OpsLens

Deserter Bowe Bergdahl Punished With a Pay Cut and Demotion

Soldiers who attempted his rescue paid the ultimate price.

Bowe Bergdahl’s active duty desertion during a 2009 deployment in Afghanistan not only resulted in his capture and five years as a Taliban hostage, but the lives of six soldiers sent to rescue him before his intentional desertion became clear. It also resulted in the Obama administration’s exchange of no less than five “high risk” Taliban terrorists from Guantanamo Bay for him despite the high recidivism rate of return to the battlefield.

Yet on Friday, a military judge in Fort Bragg ruled that Bergdahl would not receive the maximum life sentence he was facing. Instead, he was punished with a dishonorable discharge, a demotion from the rank of Sergeant to Private, and a $1,000 per month pay cut for the next 10 months, according to a Yahoo! News report.

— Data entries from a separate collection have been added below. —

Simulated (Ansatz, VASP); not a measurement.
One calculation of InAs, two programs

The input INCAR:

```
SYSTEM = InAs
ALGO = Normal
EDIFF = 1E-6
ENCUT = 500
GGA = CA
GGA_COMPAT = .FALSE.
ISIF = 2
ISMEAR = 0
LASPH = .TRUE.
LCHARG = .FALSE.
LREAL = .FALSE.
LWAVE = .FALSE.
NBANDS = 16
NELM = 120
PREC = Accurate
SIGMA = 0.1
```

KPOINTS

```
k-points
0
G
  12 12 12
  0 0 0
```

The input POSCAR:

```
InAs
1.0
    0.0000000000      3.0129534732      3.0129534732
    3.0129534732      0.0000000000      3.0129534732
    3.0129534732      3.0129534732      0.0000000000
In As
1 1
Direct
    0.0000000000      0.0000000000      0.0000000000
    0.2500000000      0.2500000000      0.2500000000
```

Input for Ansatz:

President Trump deemed it a “complete and total disgrace.”

As the ruling was rolled out by the media, President Trump deemed it a “complete and total disgrace.”

The soldiers who died during the Bergdahl rescue attempt were: Private First Class Morris Walker, Staff Sergeant Clayton Bowen, Staff Sergeant Kurt Curtiss, Second Lieutenant Darryn Andrews, Private First Class Matthew Martinek, and Staff Sergeant Michael Murphey.

Then there’s Master Sgt. Mark Allen. This husband and father cannot speak and needs constant care after being shot in the head and paralyzed by Bergdahl’s Taliban caretakers.